Deploying Ray on Azure for Scalable Distributed Reinforcement Learning

Microsoft

Apr 22, 2020

Modern distributed applications, such as those used to train deep reinforcement learning models, need to dynamically scale up to meet computational speed and load requirements as well as scaling down to efficiently control costs. In this post, we cover how to simplify development and deployment of such distributed applications by using Ray on Azure.

What is Ray?

Ray is an open-source framework that provides a way to modify existing python code to take advantage of remote, parallel execution. In addition, Ray simplifies the management of distributed compute by setting up a cluster and automatically scaling it based on the observed computational load. A recent contribution to Ray now enables Azure to be used as the underlying compute infrastructure. Packages built on Ray like RLLib and Tune provide the ability to use scalable clusters to speed up training of deep reinforcement learning models or hyperparameter tuning for machine learning models.

Deploying Ray on Azure

There are currently two ways of provisioning Ray on Azure, the first uses a Deploy to Azure Button and the second uses Ray’s built in Azure autoscaler. We’ll show you both approaches so you can decide which is right for your needs and how to quickly set it up so you can begin building distributed applications.

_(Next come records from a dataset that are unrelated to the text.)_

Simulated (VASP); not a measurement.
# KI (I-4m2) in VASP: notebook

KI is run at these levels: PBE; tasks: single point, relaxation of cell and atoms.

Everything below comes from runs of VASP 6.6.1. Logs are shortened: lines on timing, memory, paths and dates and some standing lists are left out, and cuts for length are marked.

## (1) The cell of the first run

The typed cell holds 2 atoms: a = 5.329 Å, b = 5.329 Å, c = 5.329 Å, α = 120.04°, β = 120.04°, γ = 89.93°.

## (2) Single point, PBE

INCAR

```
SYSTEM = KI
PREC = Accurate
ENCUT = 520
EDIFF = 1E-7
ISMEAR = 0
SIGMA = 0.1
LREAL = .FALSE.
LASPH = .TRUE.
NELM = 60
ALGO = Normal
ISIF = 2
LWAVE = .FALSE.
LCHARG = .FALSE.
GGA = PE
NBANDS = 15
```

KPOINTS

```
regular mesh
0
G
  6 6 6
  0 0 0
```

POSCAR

Method 1: Deploy to Azure Button

The easiest way to get started with Ray on Azure is to use the Deploy to Azure Button provided below (as well as in the Ray Autoscaling Documentation).

The Deploy to Azure Button uses an Azure Resource Manager (ARM) template to deploy the following resources on Azure:

An Azure Virtual Machine for the Ray cluster head node
Azure Virtual Machine Scale Sets (VMSS) for the Ray cluster worker nodes
Network infrastructure (VNet, Network Security Group, Public IP Address)

The virtual machines use the Azure Data Science VM (DSVM) as a base image and are initialized with additional startup scripts for Ray. Using the Head Node Size and Worker Node Size option we support multiple VM sizes including GPU versions (see Linux virtual machines in Azure). By default, worker nodes leverage deeply discounted Azure Spot instances to reduce cluster costs.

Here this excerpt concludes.